Howard Schultz on Crime

Starbucks CEO; independent candidate for President until July 2019


Open discussion about black communities' mistrust of police

On July 17, 2014, an unarmed forty-three-year-old black man named Eric Garner was approached by white officers on a sidewalk in Staten Island, New York, on suspicion of illegally selling cigarettes. Eric died one hour after the incident. The video of Eric's brutal arrest was more than hard to watch. It was horrific.

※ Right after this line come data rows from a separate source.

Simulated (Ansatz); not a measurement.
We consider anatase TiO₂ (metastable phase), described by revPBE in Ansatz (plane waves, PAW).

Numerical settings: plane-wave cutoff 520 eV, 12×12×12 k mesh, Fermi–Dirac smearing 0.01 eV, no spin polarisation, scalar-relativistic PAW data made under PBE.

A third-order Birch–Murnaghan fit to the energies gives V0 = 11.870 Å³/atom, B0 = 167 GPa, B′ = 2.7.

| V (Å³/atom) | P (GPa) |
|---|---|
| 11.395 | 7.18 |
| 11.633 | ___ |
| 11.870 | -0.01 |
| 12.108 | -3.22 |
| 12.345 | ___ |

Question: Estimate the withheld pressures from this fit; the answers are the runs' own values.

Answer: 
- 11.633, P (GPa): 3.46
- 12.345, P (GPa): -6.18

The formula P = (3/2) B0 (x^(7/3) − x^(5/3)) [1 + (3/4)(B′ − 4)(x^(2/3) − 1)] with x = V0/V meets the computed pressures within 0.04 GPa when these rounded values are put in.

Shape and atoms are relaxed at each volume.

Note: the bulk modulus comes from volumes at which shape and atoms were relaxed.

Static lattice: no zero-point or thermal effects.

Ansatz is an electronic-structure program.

When a jury chose to not indict the police officer who killed Eric Garner, in December 2014, the decision further exacerbated the sense of distrust black communities had for police and provoked demonstrations by protesters. I held an open forum [at Starbucks HQ]. "The last few weeks," I began, "It seems like something is not right, and whether you are black or white, it feels that, as Americans, this is not our best day. For that reason, I felt like we should come together and have an opportunity to discuss this among ourselves.

Source: From the Ground Up, by Howard Schultz, p.191-2 , Jan 28, 2019

Restore public trust by increasing police diversity

I did not know much about policing in America. As a part of my own self-education, I arranged to meet with local law enforcement officials in many cities where we held open forums.

In Seattle, I met with then-Chief of Police Kathleen O'Toole, who had been recruited to turn the police force around. She wanted to try to restore public trust in the police department by bringing more diversity to the force, improving training, and employing more officers who lived in the city they policed. She had seen how even well-intentioned officers were cast in a dim light when corruption or abuses were uncovered.

"Nobody dislikes bad cops more than good cops," she said. And we agreed that despite a long history of prejudiced law enforcement in America, there were and are good police.

Source: From the Ground Up, by Howard Schultz, p.197-9 , Jan 28, 2019

After Ferguson riots, distribute compendium about race

We decided to develop a compendium about race in America that we could distribute in Starbucks stores. We agreed to do more forums [including Ferguson, Missouri, the site of a police shooting and riots]. In Ferguson. 37 buildings had been looted and vandalized. Millions of African Americans had been born into impoverished neighborhoods that felt inescapable, especially for young people, who felt cut off from jobs and good schools and even fresh food. In Ferguson, the helplessness so many were feeling exploded in moments of rage that had been built up over lifetimes.

That's what it took to get the world's attention, I thought. Including mine. Starbucks had eight stores near Ferguson, but the only one in the city itself was inside a Target. There was no stand-alone store in which people could gather. As we headed to the airport, I said, "We have to open a store here." People in the car nodded. They were thinking the same thing.

Source: From the Ground Up, by Howard Schultz, p.196-201 , Jan 28, 2019

Ignoring shootings of black men makes us part of the problem

17-year-old Trayvon Martin was fatally shot by a white neighborhood watch volunteer who was later acquitted. Trayvon's death, sparked the Black Lives Matter movement, bringing issues of violence toward black people and systematic racism to the forefront of the nation's attention.

[I said at a Starbucks forum], "If we just keep going about our business and ringing the Starbucks register every day and ignoring this moment in our country, then we are part of the problem."